This opinion will be unpublished and
Bentley C. Heyne, Relator, vs. MGS Professional Building Maintenance Service, Inc., Respondent, Commissioner of Economic Security, Respondent.
may not be cited except as provided by
Minn. Stat. § 480A.08, subd. 3 (1996).
STATE OF MINNESOTA
IN COURT OF APPEALS
Bentley C. Heyne,
MGS Professional Building Maintenance Service, Inc.,
Commissioner of Economic Security,
Filed February 17, 1998
Department of Economic Security
File No. 2903UC97
Bentley C. Heyne, 3430 Benjamin Street, N.E., Minneapolis, MN 55418 (pro se relator)
MGS Professional Building Maintenance Service, Inc., P.O. Box 21393, Minneapolis, MN 55421 (respondent employer)
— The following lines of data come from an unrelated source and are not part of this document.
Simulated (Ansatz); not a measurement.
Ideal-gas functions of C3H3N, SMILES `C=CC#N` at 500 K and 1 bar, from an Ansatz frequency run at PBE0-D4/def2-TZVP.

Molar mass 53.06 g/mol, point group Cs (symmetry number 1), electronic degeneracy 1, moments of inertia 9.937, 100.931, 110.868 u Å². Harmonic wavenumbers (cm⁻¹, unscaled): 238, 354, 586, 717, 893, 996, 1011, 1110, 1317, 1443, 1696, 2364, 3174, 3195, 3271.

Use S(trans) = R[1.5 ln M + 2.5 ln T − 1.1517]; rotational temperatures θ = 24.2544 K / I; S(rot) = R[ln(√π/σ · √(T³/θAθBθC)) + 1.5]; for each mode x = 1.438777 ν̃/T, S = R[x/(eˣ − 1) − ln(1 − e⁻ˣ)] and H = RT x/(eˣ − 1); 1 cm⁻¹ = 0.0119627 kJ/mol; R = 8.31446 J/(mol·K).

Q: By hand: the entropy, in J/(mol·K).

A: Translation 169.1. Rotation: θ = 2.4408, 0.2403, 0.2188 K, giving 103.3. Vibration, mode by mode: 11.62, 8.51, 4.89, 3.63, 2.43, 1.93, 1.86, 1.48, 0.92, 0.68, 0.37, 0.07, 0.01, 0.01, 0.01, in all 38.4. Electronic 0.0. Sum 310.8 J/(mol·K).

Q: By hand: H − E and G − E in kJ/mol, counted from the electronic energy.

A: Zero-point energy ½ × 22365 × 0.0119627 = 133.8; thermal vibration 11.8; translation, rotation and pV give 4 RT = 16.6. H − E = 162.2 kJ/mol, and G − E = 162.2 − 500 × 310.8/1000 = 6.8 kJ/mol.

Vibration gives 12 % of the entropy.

Kent E. Todd, Minnesota Department of Economic Security, 390 North Robert Street, St. Paul, MN 55101 (respondent Commissioner of Economic Security)
Considered and decided by Short, Presiding Judge, Amundson, Judge, and Harten, Judge.
U N P U B L I S H E D O P I N I O N
Bentley C. Heyne, a laborer for MGS Professional Building Maintenance Service, Inc., was terminated from employment due to tardiness, absenteeism, reporting to work under the influence of alcohol, and drinking on the job. By writ of certiorari, Heyne appeals the commissioner's determination that he was not entitled to receive reemployment insurance benefits because he was separated from employment due to misconduct. We affirm.
D E C I S I O N
The reemployment insurance fund is available only to persons "unemployed through no fault of their own." Minn. Stat. § 268.03 (1996); White v. Metropolitan Med. Ctr., 332 N.W.2d 25, 26 (Minn. 1983). Therefore, an employee discharged for misconduct is disqualified from receiving reemployment insurance benefits. Minn. Stat. § 268.09, subd. 1(b) (1996). The employer bears the burden of proving the employee's misconduct. Ress v. Abbott Northwestern Hosp., Inc., 448 N.W.2d 519, 523 (Minn. 1989). Our review of the commissioner's factual findings is limited to whether the evidence, viewed in the light most favorable to the decision below, supports the decision. Id. However, we review de novo whether the facts, as found by the commissioner, constitute misconduct. Id.
Heyne argues his employer did not meet its burden of proof on the issue of "misconduct." See Marz v. Department of Employment Servs., 256 N.W.2d 287, 289 (Minn. 1977) (concluding employer has burden of proving disqualification of otherwise eligible employees). However, the evidence shows: (1) Heyne admitted he was late to work on several occasions, and had failed to call in as required by company policy; (2) according to testimony from the company president, Heyne occasionally reported to work under the influence of alcohol; (3) several other employees reported Heyne drank alcohol on the job; (4) Heyne was warned about the consequences of his absenteeism, excessive tardiness, and drinking problem in December 1996; and (5) Heyne failed to report to work on February 4, 1997. Although there was contrary evidence, we defer to the commissioner's determination of credibility issues. See Tuff v. Knitcraft Corp., 526 N.W.2d 50, 51 (Minn. 1995) (concluding court gives deference to findings of commissioner's representative even though findings may involve witness credibility). Under these circumstances, the employer met its burden of proving Heyne's conduct constituted "misconduct" within the meaning of Minn. Stat. § 268.09, subd. 1(b). See Ress, 448 N.W.2d at 524 (concluding when conducting misconduct analysis, courts may examine whether employee deliberately violated standards of behavior that employer has right to expect of its employee, whether an employee's conduct adversely affected business or other employee's morale, and whether an employee ignored past warnings). The commissioner's decision is supported by the record and is not arbitrary or unreasonable.